The 21 beers of the last 10 years has been a topic of conversation online recently and it got me thinking about the beers that have shaped my tastes over much more than 10 years of drinking.
1. Stones bitter (cask) – was the first beer I’d drunk and actually liked. Possibly first cask ale I had and was so much better than the electric metered fizz that seemed to be everywhere in the late 80’s to which at a young age I still preferred pop.
2. Wilsons bitter (cask) – I was working in the Sun Inn at Lepton when this new to me cask ale was introduced alongside the then only cask of John Smiths. What a flavour revelation it was then to my young taste buds. As Keith Ward, the landlord used to say – ‘its just like new milk’

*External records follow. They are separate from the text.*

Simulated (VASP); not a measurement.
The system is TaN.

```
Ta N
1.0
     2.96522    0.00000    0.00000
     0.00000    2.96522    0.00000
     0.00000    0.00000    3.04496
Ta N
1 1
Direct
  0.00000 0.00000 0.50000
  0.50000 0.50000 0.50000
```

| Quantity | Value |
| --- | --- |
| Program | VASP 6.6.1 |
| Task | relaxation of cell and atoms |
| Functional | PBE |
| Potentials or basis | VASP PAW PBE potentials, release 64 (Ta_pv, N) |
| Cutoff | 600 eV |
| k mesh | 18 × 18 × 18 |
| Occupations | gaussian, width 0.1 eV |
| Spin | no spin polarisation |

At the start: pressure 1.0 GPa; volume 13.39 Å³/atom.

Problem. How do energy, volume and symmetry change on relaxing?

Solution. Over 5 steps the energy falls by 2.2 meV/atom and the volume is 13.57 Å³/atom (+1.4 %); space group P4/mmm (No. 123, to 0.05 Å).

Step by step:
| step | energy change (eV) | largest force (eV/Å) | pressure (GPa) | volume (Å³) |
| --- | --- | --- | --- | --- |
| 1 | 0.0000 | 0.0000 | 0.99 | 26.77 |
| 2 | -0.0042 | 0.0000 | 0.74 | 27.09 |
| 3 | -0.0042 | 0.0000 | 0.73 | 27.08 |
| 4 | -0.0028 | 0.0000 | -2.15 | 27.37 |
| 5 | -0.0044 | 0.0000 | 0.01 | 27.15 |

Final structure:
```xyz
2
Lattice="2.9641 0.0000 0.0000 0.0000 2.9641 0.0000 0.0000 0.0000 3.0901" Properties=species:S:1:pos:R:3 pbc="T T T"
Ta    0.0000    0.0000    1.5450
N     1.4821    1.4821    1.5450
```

3. Lowenbrau Pils (bottled) – Once you get to the age to go down town on a Saturday night and you go to pubs and bars that don’t sell proper beer or beer you’d trust it had to be lager. I didn’t like lager until I found the Lowenbrau Pils
4. Landlord (cask) – In the early 90’s the cask choice wasn’t great and in town it was even worse, however once The Albert with its perfectly kept Timothy Taylors Landlord was stumbled upon the starting point for any night out in town was found.
5. Caffreys (Keg) – Its now 1995 and Bass have brought out this cold smooth beer that tastes of something and you get merry on it much quicker and despite the terrible feeling the morning after the original Caffreys at 4.8% was and still is the only creamflow ale that I have ever stomached, I loved it during the summer of ’95.
6. Theakstons XB (cask) – fast forward to my first pub management and my choice on premium cask was Directors or XB but for brand standards the Courage had to dispensed without a sparkler in Yorkshire. Hence XB as Theakstons was dispensed regionally and I loved it.
7. Summer Lightning (cask) – As the Millennium approached the pubs of West Yorkshire were still dominated by John Smiths & Bass, national pub chains and smooth was kicking in. The regionals of Sheep & Taylors were taking up all the guest space and choice was limited. However the glimmer of today was on the rise as I found places that sold beer that tasted differently, the best two I remember were Summer Lightening & Red MacGregor, they were great and led me to want to find more and different beers to Yorkshire bitter.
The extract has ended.